Frequently Asked Questions
Everything you need to know about the Early Warning Report Service
1Does Early Warning Report Operate Within ICANN's Rules?
Yes. Early Warning Report is designed specifically to align with the ICANN Applicant Guidebook and ICANN's stated mission of reducing contention. ICANN's restrictions apply to the sharing of applicant information and private resolution of contention sets after Reveal Day. Early Warning Report operates before that threshold - outside the formal application process and before Reveal Day. We anticipate being able to facilitate contention avoidance services during the window between the application closing date and Reveal Day, in alignment with the guidebook. Our goal is to work within ICANN's structure, not around it.
2Can You Guarantee That Early Warning Report Will Identify Every Conflicting String?
No - and any service that claims otherwise isn't being straight with you. Complete visibility would require every potential applicant to participate in the system, which we can't guarantee. What we can tell you is that even partial participation gives you meaningful information and much more information than you would otherwise have. Applicants who participate will know more, have more options, and be in a better position to act strategically before those options disappear. That advantage exists regardless of how many others participate. Applying for a new gTLD is an expensive proposition. The question is whether you want to have more information or no information when making that decision.
3Will Anyone Have Access to the Strings I Am Interested In?
Your tracked strings are confidential.
Only our trusted neutral party for platform administration has access to information about your strings, and they are contractually bound to maintain confidentiality.
The only information shared with purchasers of a String Interest Report is the number of purchasers of the report for that string, not their identity.
4What if Participants Don't Submit All of Their Intended Strings?
Withholding strings from your own submission is counterproductive and only deprives you of data points that could benefit you. There's no strategic upside to doing so.
5How Much Does the Early Warning Report Service Cost?
The String Interest Report is $1,000 per string.
Participation in the Contention Avoidance Report is $3,000 per string. Participants who purchase the String Interest Report for a given string can upgrade to the Contention Avoidance Report — the String Interest Report payment, net of incentives, is credited toward the $3,000 cost.
6How Does Early Pricing Work for String Interest Reports?
Each String Interest Report costs $1,000. Express interest early and get a platform credit you can apply toward additional String Interest Reports:
- 1st to express interest:$800 credit
- 2nd to express interest:$500 credit
Acting early pays off twice — you save money, and putting a stake in the ground can discourage others from applying for the same string.
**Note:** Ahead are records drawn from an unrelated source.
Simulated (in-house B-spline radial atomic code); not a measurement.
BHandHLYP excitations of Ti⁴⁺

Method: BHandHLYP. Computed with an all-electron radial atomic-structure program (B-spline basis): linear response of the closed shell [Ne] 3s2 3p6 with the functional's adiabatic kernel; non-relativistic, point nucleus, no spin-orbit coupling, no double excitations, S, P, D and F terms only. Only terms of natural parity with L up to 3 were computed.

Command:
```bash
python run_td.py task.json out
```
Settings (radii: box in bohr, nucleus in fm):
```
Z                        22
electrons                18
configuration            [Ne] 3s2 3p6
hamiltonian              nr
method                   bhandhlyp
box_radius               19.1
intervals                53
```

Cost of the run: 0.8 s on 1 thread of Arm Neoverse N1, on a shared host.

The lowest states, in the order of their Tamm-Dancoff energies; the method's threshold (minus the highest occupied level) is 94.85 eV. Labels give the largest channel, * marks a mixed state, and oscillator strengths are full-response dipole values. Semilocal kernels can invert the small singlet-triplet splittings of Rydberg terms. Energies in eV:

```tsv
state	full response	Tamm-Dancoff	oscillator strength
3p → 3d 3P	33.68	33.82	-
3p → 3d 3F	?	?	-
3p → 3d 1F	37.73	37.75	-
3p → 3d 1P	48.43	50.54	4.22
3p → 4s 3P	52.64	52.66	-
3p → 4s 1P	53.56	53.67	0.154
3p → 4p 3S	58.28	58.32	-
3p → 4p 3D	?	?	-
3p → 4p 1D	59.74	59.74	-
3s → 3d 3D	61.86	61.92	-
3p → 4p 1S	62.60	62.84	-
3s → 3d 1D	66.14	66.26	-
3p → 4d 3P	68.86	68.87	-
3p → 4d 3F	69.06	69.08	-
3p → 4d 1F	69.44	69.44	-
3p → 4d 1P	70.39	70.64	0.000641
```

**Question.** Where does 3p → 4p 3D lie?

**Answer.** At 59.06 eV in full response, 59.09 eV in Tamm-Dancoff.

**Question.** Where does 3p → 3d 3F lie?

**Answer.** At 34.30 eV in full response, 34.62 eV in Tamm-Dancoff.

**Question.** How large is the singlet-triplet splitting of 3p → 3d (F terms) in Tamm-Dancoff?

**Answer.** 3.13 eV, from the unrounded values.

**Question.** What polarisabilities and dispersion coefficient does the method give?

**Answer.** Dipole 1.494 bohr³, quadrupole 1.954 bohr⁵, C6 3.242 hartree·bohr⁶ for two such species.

7Why Would I Express Interest Early?
A few reasons stack up:
You get intelligence sooner. A String Interest Report shows you who else is looking at a string and what your contention landscape looks like. The earlier you have that, the more time you have to adjust your strategy — whether that's pursuing contention avoidance, doubling down, or moving on.
You discourage competition. Early interest is visible to other potential applicants. When someone sees a string already has a committed player, they often reconsider. Getting in first puts doubt in the minds of others still on the fence.
You save money. The first to express interest gets an $800 platform credit. The second gets $500. After that, there's no credit — so timing matters.
8Why Does the Report Cost $1,000?
A meaningful signal requires real commitment. If expressing interest were free, everyone would do it for everything and the data would be worthless. The price ensures that what we surface reflects genuine applicant intent.
9What is the Advantage of Avoiding Contention Before Reveal Day?
Applicants who successfully avoid contention before Reveal Day can expect to go to market with their new gTLD sooner than those who go through ICANN's auction process. In addition to avoiding the financial exposure that comes with contention, this can give you a significant head start on launching a registry, building registrar relationships, and establishing your presence in the market.
10What Happens if I Don't Participate?
There's no requirement to participate. But applicants who don't will have less information than those who do - and in a process where the cost of contention starts at $79,450 and goes up from there, that information gap has real financial consequences. Participation is, at minimum, a low-cost way to reduce uncertainty around a high-stakes decision.
11How Are Similar Strings Handled?
Early Warning Report does not address similar strings. ICANN's process for similarity determination is too unpredictable and the goal of Early Warning Report is to provide more information and certainty - not less.
12What if Very Few Applicants Participate?
If the String Interest Service does not reach a threshold of 200 submitted strings, all fees will be refunded in full.
13Who is Behind Early Warning Report?
Early Warning Report was founded by Ray King and Marc Trachtenberg, two people with deep roots in the domain name industry who have been through this process before - and built something specifically because they saw what was coming in this round.
Ray is the CEO of Top Level Design, which acquired multiple new gTLDs in the first round and subsequently sold them, and the CEO of Porkbun, one of the largest domain registrars in the world with over 500,000 active customers and 3 million domains under management. He has operated on both sides of the registry and registrar equation and understands what's at stake for applicants in this round.
Marc is an attorney who has specialized in internet and domain name matters for over 20 years. He has represented registries, registrars, search engines, eCommerce platforms, social media companies, and other online intermediaries before ICANN and elsewhere. He serves as counsel to the Brand Registry Group, the leading trade association for owners of .Brand TLDs, participated in the policy development process for the first round of new gTLDs, assisted with dozens of applications in that round, and was actively involved in the policy development process for this upcoming round. He has also advised clients on numerous TLD acquisitions on both the buy and sell side.